Your best bet is to not use page breaks. I suspect you are
encountering a common issue in printing. Each printer doesn't print
identically to the other and they paginate a document differently due
to line height, printable area, etc.
So even if you painstakingly add your page breaks, if you switch to
another printer, send the document to someone else with a different
printer, or if you change your page margins, line spacing, etc then
you'll likely find the pagination is off once again.
In this case, if the document appears correctly in Print Preview but
prints differently then I suspect the problem is due to using the
incorrect printer driver. For example you may have an HP5 but are
using an HP3 printer driver.
If you are trying to keep text and paragraphs together on a page then
you should utilize the pagination options found under
Format/Paragraph/Line and Page Breaks instead of manual page breaks.

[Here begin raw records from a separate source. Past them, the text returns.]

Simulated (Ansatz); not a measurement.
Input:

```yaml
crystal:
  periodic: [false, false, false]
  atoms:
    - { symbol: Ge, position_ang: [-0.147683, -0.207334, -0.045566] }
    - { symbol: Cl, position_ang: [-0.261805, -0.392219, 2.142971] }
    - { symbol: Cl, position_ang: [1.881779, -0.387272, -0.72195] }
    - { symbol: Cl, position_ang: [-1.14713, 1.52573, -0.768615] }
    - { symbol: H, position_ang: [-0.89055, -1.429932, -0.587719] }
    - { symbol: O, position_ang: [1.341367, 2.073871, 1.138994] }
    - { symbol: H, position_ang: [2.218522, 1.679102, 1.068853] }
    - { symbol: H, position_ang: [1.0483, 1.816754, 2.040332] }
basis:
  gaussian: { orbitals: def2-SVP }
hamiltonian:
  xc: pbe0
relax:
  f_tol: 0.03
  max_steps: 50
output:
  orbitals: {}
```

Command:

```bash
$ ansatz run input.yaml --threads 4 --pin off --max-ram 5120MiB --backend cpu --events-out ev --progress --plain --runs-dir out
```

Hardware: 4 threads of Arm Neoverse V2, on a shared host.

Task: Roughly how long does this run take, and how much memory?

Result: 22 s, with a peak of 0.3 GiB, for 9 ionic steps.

The "Keep with next" option will keep a paragraph on the same page as
the following paragraph. The "Keep lines together" option will keep an
entire paragraph the same page.
Ideally you incorporate these options in document styles so the
pagination options will be applied as your text is formatted.
First remove manual page breaks using Find & Replace. Go to
Edit/Replace and in the Find text box type: ^m and leave the Replace
with blank. Select "Replace All" and the manual page breaks will be
deleted.
Then, if you didn't use Styles, work through the document and start
with the "Keep with next" pagination option:
- Place your cursor in the paragraph (no need to select the entire
paragraph)
- Go to Format/Paragraph/Line and Page Breaks
- Turn on "Keep with next"
- Place your cursor in the next paragraph needing the format and press
F4 to repeat the format
- Continue the Repeat command (F4) as needed.
The do the same using the "Keep lines together" option if you have
paragraphs you would like to keep together on the same page.
This may sound like several steps but you can accomplish this in a few
minutes. Believe me, I've been where you are and manual page breaks in
a long document can be *very* frustrating. All you have to do is add
one small word and off you go deleting and reinserting manual page
breaks. Once I learned how to use the pagination options I've never
encountered the same frustration again!
Please post all follow-up questions to the newsgroup. Requests for
assistance by email can not be acknowledged.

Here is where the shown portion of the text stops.